SALT LAKE CITY — As her husband's sentencing for murder looms, Bianca Pearman-Brooks is gearing up to proclaim his innocence and do whatever she can to get the legal system to set him free.
A jury convicted Eugene Christopher Wright in April of the Nov. 15, 2007, shooting death of Kenneth Dolezsar in the parking lot of a Sandy Village Inn. Dolezsar was a prominent Springville businessman and part-time hockey coach at then-Utah Valley State College.
Wright has been in jail since his Feb. 28, 2008, arrest and will be sentenced Friday for murder and aggravated robbery, both first-degree felonies. He could be put behind bars for life.
"I know Chris did not do this," declares Pearman-Brooks, who took the witness stand during the trial and swore that Wright had been with her at the time of the murder because both of them were sick with food poisoning. "I believe completely in his innocence. He did not shoot that man."
Pearman-Brooks, who speaks with a lilting British accent, was born in Ireland, raised in England and "bits of Africa," was tutored at home and attended four universities but never found a course of study she liked all that much. Today, she works online from Salt Lake City managing financial affairs for an English businessman.

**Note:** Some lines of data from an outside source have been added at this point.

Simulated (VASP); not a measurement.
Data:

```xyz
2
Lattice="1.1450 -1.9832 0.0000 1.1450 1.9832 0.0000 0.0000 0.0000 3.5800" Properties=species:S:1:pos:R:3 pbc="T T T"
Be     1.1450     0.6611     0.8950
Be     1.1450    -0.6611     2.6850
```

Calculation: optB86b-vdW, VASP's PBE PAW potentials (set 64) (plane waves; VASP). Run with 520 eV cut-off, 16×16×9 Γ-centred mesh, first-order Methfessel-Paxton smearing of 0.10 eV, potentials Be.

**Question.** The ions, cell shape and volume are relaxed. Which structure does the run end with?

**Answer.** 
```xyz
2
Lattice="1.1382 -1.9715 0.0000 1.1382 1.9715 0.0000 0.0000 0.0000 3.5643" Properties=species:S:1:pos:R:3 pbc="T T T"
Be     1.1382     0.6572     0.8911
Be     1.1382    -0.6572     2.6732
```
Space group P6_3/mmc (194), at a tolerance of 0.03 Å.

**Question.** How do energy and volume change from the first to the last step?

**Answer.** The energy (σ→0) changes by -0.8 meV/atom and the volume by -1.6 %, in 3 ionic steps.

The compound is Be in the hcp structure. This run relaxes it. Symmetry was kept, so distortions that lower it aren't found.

She is in the United States legally and will be eligible for citizenship in three years.
She met Wright in August 2006 while in America visiting her best friend, who threw a dinner party that brought the couple together. Their attraction was "almost instant," she said. "When you meet the right one, you know."
Seven months later, the two were married in Las Vegas.
"We had an Elvis. We decided to have the full cliche," Pearman-Brooks said.
She still is shocked that Wright was even charged with killing Dolezsar, much less facing the prospect of receiving a long prison sentence.
She flatly rejects the idea that he is capable of murdering anyone. "He's a big guy, and he looks a little intimidating, but he's a softie. He's a man who watches 'The Notebook' (movie) and cries through the whole thing."
Pearman-Brooks particularly takes issue with the idea that Wright would have become homicidal, as prosecutors suggested, if Dolezsar was planning to not take part in a business deal.
Wright was a developer who was working on two high-end recreational vehicle parks in Texas and Idaho and an assisted-living facility in Park City, she said. "Christopher had deals fall through all the time — it's the nature of the business. He wouldn't throw away his life over a loan that had gone south."
Although the jury verdict came as a shock and she said she "wept quite solidly for two months" afterward, Pearman-Brooks is no critic of the U.S. court system.
"The legal system worked with what the Sandy police gave them, and it was just so fundamentally flawed in so many ways," she said.
Pearman-Brooks is convinced that Sandy police focused on her husband because he bought a disposable cell phone (which Wright had said was at Dolezsar's request) and built the case around that fact rather than exploring all options. "It was farcical."
In addition, she suspects David Novak, a somewhat mysterious figure who brought Wright and Dolezsar together and has since left town, played a role in all this that she believes should have been investigated further.
Pearman-Brooks said she wants to start a foundation to help people with legal expenses in criminal cases who do not qualify for court-appointed attorneys, and she also will help her husband with his appeals.
Pearman-Brooks said no one deserves to be gunned down as Dolezsar was and, as for Dee Mower, Dolezsar's widow, "It must be awful to lose a husband permanently."
For Pearman-Brooks, though, the focus is on the future.
She's visited her husband in jail twice a week, which she said is all she is allowed, and they write to each other daily. The court appeals might take a long time, but she's prepared.
"I at least want a chance to get him back, and I will fight," she said. "It'll just be whatever it takes, no matter what."